In a wrongful levy action, Plaintiffs have the initial burden of proving title to the levied property. 26 U.S.C. § 7426 ; Flores v. United States, 551 F.2d at 1175 (9th Cir. 1977) ; 911 Management, LLC v. United States , 657 F.Supp.2d at 1191 ; Tri-State Equipment v. United States , 79 A.F.T.R.2d 97-2502, *9 (E.D.Cal.1997). Once plaintiffs meet this initial burden, the United States must show that there is a nexus between the taxpayer and the property by a preponderance of the evidence. Id. The United States may satisfy this burden by showing that a third party trust or entity is the alter ego or nominee of a taxpayer who is indebted to the United States for past taxes and penalties. Id ; Flores v. United States , 551 F.2d at 1174-1176 n. 8 ; Arth v. United States , 735 F.2d at 1193. Plaintiffs bears the ultimate burden of proving that the property does not belong to the taxpayer. Id ; Flores v. United States , 551 F.2d at 1175 ; Arth v. United States , 735 F.2d at 1193. Plaintiffs must establish in the end, that no reasonable juror could conclude that the money in the accounts levied upon belonged to the taxpayer. 911 Management, LLC v. United States , 657 F.Supp.2d at 1193 ; see also Flores v. United States , 551 F.2d at 1175 (9th Cir. 1977).

a. Nominee Analysis

"A nominee is one who holds bare legal title to property for the benefit of another." Fourth Inv. LP , 720 F.3d at 1066 (quoting Scoville v. United States , 250 F.3d 1198, 1202 (8th Cir.2001) ). In Fourth Inv. LP , the Ninth Circuit provides the following six-factor test for district courts to consider when applying California nominee law:

(1) whether inadequate or no consideration was paid by the nominees;

(2) whether the properties were placed in the nominees' names in anticipation of a lawsuit or other liability while the transferor remains in control of the property;

(3) whether there is a close relationship between the nominees and the transferor;

(4) failure to record the conveyances;

(5) whether the transferor retained possession; and

(6) whether the transferor continues to enjoy the benefits of the transferred property.
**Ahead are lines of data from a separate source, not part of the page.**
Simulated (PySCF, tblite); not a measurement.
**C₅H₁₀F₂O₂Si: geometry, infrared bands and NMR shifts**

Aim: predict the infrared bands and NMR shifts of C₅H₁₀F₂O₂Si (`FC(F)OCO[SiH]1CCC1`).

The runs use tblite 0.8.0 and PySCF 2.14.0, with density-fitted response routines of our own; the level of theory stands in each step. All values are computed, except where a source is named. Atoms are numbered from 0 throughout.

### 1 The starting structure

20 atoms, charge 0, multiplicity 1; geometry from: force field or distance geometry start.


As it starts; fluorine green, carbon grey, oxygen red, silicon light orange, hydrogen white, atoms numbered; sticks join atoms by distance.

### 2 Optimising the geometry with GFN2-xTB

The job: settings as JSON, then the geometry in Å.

See Fourth Inv. LP , 720 F.3d at 1070 (holding that the "district court properly evaluated the Appellants' nominee status in light of the six-factor test set forth in Spotts and other federal cases").

Because no one factor is dispositive, courts are to weigh all of the factors to determine the ultimate issue of "whether the taxpayer exercised active or substantial control over the property." Fourth Inv. LP , 720 F.3d at 1070 (citations omitted). Each factor is analyzed below.

i. Whether inadequate or no consideration was paid by the nominees

The facts of this case show numerous transfers of property, almost always for no consideration, to the same few individuals. The most notable of these transfers stem from Courtesy. Although it is unclear who initially formed Courtesy, Quezada took over shortly after Courtesy's formation and Byrne continued to remain in control. Despite Quezada's title as sole shareholder and owner of record, the Court already found that Byrne was Courtesy's de facto owner. See supra III.b.

The Court acknowledges that there are certain transfers where there are simply not enough facts to determine whether or not consideration was paid, but these transfers are at best exceptions to the norm. And because when it appears that property transfers are part of a larger scheme to evade liability, the fact that one or more transfers were made for consideration holds little weight as it relates to ownership interest. Fourth Inv. LP , 720 F.3d at 1070-71.

In 2008, two important transfers occurred with Courtesy. First, Quezada transferred Courtesy's stock to Galvez. Second, Quezada took Courtesy's most profitable location in Gardena, CA, and operated it as TSC Solutions until 2010, when it became 24 Hour Staffing. There was no consideration made for any of these three transfers. Yet the customers Quezada acquired from Curtesy accounted for approximately $20,000,000.00 in gross annual revenue.

Also in 2008, Uribe began working at Courtesy's Rancho Cucomonga, CA office. But in 2011 she left Courtesy and formed Ultimate Personnel and Prompt. When she left, Uribe took Courtesy's profitable customers with her and did so for no consideration.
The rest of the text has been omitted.